Florida declares emergency after wildfires engulf state
By Ana Ceballos and Tamara Lush
TAMPA, Fla. — Florida’s governor declared a state of emergency Tuesday in response to the 107 wildfires burning around his state.
Gov. Rick Scott said the proclamation will make it easier for state, regional and local agencies to “quickly work together to protect our families, visitors and communities.”
Wildfires are burning on a total of more than 23,800 acres (9,600 hectares) of land and have destroyed 19 homes. Agriculture Commissioner Adam Putnam said this is the most active wildfire season since 2011.
A Florida Fire Service map shows most of the fires have sprung up between Lake Okeechobee to the south and the Ocala National Forest to the north. Scott’s executive order is expected to speed government assistance in hard-hit Polk, Collier, Marion, Nassau, Broward, Hernando and Glades counties.
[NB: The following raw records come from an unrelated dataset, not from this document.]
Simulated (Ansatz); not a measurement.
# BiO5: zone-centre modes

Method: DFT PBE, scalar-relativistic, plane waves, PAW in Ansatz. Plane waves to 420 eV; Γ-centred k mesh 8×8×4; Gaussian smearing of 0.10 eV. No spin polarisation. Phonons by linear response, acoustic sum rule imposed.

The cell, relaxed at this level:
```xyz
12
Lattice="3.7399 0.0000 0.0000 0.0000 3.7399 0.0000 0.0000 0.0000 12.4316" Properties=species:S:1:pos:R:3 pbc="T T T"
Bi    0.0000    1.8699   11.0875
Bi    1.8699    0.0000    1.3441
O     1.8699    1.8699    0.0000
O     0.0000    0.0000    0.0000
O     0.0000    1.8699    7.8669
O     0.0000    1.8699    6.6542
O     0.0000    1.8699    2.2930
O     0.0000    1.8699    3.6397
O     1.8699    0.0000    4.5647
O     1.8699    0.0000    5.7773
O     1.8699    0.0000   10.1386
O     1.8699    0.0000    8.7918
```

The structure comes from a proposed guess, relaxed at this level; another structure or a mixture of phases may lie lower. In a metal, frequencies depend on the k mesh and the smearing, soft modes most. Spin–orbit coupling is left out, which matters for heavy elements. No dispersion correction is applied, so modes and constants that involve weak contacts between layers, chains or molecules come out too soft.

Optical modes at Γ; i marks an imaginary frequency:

Since February, wildfires have swept across 68,000 acres (25,500 hectares) of the state. That amount is higher than the average acreage burned over the past five years.
The largest blaze right now is the one known as the Cowbell Fire in South Florida’s Big Cypress National Preserve, which has spread to more than 8,000 acres (3,200 hectares) just north of Interstate 75.
In Pasco County, north of Tampa, voluntary evacuations were issued Monday and an emergency shelter was opened. The evacuation order was rescinded and the shelter closed later Monday evening but officials there are warning residents to be ready in case evacuations are again recommended.
One fire near Oviedo in central Florida over the weekend resulted in evacuations of nearly 40 homes and harrowing moments for firefighters. And a Hernando County brush fire apparently sparked by lightning on Saturday had widened to 1,100 acres (445 hectares) by Monday.
The dry conditions mark a sharp contrast to 2016, when the state was drenched by two hurricanes. Many areas are experiencing drought and authorities said that’s a big factor in why so many wildfires have ignited.
April and May are traditionally Florida’s driest months.
Putnam said about 90 percent of the fires this year have been sparked by humans. “As we get a little deeper into the year and the rains do come, the first few weeks of rain bring in as much lightning as water and that’s when the lightning-caused fires really kick up,” he said.
State health officials warn that wildfire smoke affects people with chronic lung and heart problems and asthma. Doctors have advised people with these conditions should limit their outdoor activities if wildfires are burning nearby.